In an illustration of the adventurous, splashy life de Borchgrave led, his obituaries, stitched together, read like a swashbuckler novel.

From The Washington Post:

While many journalists preferred to keep a certain distance from their subjects, Mr. de Borchgrave seemed to nurture extraordinarily close contacts. He said he devised a secret code with future king Juan Carlos of Spain that would give Newsweek a heads up on the death of longtime and long-ailing dictator Francisco Franco.

From The New York Times:

As a foreign correspondent, he told Esquire magazine in 1981, he kept “the starched combat fatigues of 12 different nations” in a closet of his pied-à-terre, conveniently located near the Geneva airport.

Wearing an Egyptian general’s camouflage suit and facing six Israeli tanks during the Yom Kippur War in 1973, he cabled his Newsweek editors: “I burrowed my head into the sand like a mole — a little deeper with each shell until my mouth was full of sand.”

From UPI:

Stories of de Borchgrave’s courage and cunning in getting to the story first would seem unbelievable were it not for their many and well-regarded witnesses. Many involve disguises, jungle treks, hardship and great personal risk.

De Borchgrave exploits away from the field were no less story-worthy. From The Washington Times:

Mr. de Borchgrave installed a foldaway bed off his palatial office on the mezzanine overlooking The Times newsroom, sometimes staying there when a big story was breaking. He sometimes appeared on the mezzanine in silk pajamas to shower reporters below with a hail of large yellow index cards with tips and suggestions for stories scribbled on them. Usually the cards — which the staff called “yellow rain” — included the names and telephone numbers of sources extracted from his famous Rolodex. He paid bonuses, sometimes up to $1,000, for what he called “bell-ringing scoops.” There were many of them.

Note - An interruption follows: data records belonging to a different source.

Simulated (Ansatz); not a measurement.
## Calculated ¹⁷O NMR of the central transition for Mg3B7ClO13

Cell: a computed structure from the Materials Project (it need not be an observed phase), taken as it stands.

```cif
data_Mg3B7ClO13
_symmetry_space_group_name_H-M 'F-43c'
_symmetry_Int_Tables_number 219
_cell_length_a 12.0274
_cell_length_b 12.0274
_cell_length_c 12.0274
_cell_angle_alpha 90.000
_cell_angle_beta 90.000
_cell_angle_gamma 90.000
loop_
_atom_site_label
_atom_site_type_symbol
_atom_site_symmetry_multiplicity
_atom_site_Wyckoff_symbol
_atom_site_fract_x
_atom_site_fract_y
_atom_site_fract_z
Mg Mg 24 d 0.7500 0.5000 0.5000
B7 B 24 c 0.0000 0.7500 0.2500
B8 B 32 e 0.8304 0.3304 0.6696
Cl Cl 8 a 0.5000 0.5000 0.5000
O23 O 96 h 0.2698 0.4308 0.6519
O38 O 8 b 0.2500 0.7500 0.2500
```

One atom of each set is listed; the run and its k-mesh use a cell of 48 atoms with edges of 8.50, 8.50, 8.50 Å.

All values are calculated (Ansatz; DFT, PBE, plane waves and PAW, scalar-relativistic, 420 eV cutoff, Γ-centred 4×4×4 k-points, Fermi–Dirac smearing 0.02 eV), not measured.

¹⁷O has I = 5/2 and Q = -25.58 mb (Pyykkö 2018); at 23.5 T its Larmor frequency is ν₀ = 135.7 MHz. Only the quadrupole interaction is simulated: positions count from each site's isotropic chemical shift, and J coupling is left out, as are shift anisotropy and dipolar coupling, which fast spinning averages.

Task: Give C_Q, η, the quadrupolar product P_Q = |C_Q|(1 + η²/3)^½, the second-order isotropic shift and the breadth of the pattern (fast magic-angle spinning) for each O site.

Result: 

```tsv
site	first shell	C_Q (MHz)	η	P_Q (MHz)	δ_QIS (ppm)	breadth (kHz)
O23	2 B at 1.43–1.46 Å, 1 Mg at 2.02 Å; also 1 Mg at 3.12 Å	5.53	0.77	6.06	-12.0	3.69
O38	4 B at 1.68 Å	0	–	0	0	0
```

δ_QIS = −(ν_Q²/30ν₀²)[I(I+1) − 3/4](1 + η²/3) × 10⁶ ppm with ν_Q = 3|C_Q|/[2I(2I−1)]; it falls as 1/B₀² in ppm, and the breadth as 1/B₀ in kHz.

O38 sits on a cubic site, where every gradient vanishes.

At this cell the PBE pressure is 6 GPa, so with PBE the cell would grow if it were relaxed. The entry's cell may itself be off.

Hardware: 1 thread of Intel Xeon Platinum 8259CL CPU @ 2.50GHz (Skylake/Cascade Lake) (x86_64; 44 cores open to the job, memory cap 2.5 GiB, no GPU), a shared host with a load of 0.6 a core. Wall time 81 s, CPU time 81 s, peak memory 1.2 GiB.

Isaiah J. Poole, editor of at the Campaign for America’s Future, was a national reporter at The Washington Times during de Borchgrave’s tenure. While he doesn’t remember ever receiving an “Arnaudgram,” as de Borchgrave’s notes were nicknamed, they made their impact nevertheless. “He would scan several papers every morning along with the Washington Times and have some sometimes sharply worded observations about our coverage, ready for the desk editors when they showed up later in the morning,” Poole told FishbowlDC.  “Of course, you would have been happy to have gotten one of these if it contained some praise, but you were just about equally happy to not get one criticizing something you wrote.”